Donald Trumps election win means Africa taking back seat to U.S. foreign policy?
By Jehron Muhammad
@JehronMuhammad
America’s just ended November 5 presidential race with a win for Donald Trump matters for just about every region on earth. But the fact that unintended consequences, including Israel’s expanding genocidal war in the Middle East, including Gaza, the West Bank and now Lebanon, and Russia’s war with Ukraine has relegated Africa to taking a back seat.
In fact, according to the recently released report by the Washington D.C. based Center For Strategic & International Studies (CSIS), U.S. presidential elections “have mattered less in Africa.” The report titled: “What U.S. Elections Could Mean for Africa,” explains, “a bipartisan policy consensus in Washington has largely prevailed. Washington’s fundamental approach to the continent has not varied substantially from one administration to the next.”
Applying this question about the influence of the election on Africa to the South African based researcher at the Southern and East African Trade Institute (SEATI), Riaz Tayob. An attorney and an economist Tayob said during a phone interview, “All I can say is that, yeah, it’s a uni-party buddy on issues that affect Africa or Gaza, or anything important internationally. It doesn’t really matter who (Democrat or Republican) comes on board.”
Add to that he said, “A good way of looking at how the deep state (corporate interest or lobbying groups like the American Israel Public Affairs Committee) deals with the Republicans, and the Democrats.” He explained, “It’s like you’re having a coalition government. You (may) come from different positions and ideologies (but) you work a synthesis that somehow makes it work.”

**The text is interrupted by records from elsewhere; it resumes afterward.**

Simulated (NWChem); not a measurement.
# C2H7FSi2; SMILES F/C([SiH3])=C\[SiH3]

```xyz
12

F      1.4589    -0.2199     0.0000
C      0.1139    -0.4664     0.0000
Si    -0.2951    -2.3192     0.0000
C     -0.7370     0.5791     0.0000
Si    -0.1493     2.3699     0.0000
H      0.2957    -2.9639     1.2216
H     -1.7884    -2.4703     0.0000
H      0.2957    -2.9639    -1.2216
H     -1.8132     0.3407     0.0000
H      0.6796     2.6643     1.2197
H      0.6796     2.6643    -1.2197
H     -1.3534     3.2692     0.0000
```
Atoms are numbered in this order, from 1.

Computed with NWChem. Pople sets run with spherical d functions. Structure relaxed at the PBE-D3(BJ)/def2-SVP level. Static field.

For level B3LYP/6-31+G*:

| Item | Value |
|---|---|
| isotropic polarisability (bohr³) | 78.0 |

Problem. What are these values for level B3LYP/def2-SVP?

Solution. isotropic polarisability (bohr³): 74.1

The CSIS report notes the U.S. governments development plans and security issues for Africa remain pretty much in tack whether under a Democrat or Republican administration. “Washington’s fundamental approach to the continent has not varied substantially from one administration to the next. Indeed, since the Clinton administration, the U.S. approach to Africa has followed a similar formula involving signature development programs, aspirational talk around democracy and human rights, and ever-expanding security partnerships that have kept ties to the continent on a steady trajectory, but not much more.”
African’s the report suggests had hope that Barack Obama, a president with African roots, would have the continents interest. “However, the notion that a U.S. president with African roots would somehow fundamentally elevate the continent’s importance in Washington was quickly dispelled by an Obama administration that did not stray far from traditional orthodoxy toward Africa: braying about democracy and human rights while also pursuing national security interests that often ran contrary to its stated values. The U.S.-led overthrow of Libyan leader Muammar el- Qaddafi in 2011, the pernicious effects of which are still reverberating across the continent today, remains a contemporary reminder of the ongoing gap between the promotion of U.S. values and the aggressive pursuit of Washington’s fundamental interests in Africa.”
Then last year there was the Black American U.S. ambassador to South Africa, Reuben Brigety, holding a press conference in South Africa accusing, without proof, that the Cyril Ramaphosa government “had loaded weapons and ammunition on to a Russian vessel, which is under sanctions, at the Simon’s Town naval base near Cape Town, reported the UK based Guardian.
Add to that the Biden administration, through its Ambassador to the United Nations Linda Thomas Greenfield, promising to use its weight as a permanent member of the UN Security Council, to somehow get Africa permanent membership status. Thomas Greenfield later added, the permanent seat would come without veto power. The equivalent of giving Africa a gun without bullets. The permanent seat has yet to materialize.
Despite promises, including an unfulfilled visit to Africa, many say the outgoing President Biden has not prioritized Africa enough, compared with the Trump administration whose most notable position on the continent came with referring some African countries as “sh—t-hole.” Add to that, the never materializing normalization with Israel Trump brokered through the Abraham Accords with Sudan. This all happening “as Russia and China make inroads into the continent,” noted Al Jazeera.
Promises made by the outgoing administration “to elevate the collective voices of Africans in global decision making and institutions, the White House has continued to fall short of its rhetoric. Africans still hold no seat at the UNSC two years after Biden first agreed to it, while the U.S.-led response to climate change, development finance, and great power competition all seem to continue to favor the Global North. This overpromising and underdelivering has only further reinforced the well-established reputation that Washington is an inherently unreliable, even hypocritical, partner. Neither Donald Trump nor Kamala Harris, who have ignored Africa over the course of their campaigns, have done anything to give Africans the impression that their administrations would be appreciably different from the past, noted the CSIS report.
Making reference to whoever the winner of the presidential race, Riaz responded, “Our goose (Africa) is cooked,
right. It’s just with different spices.”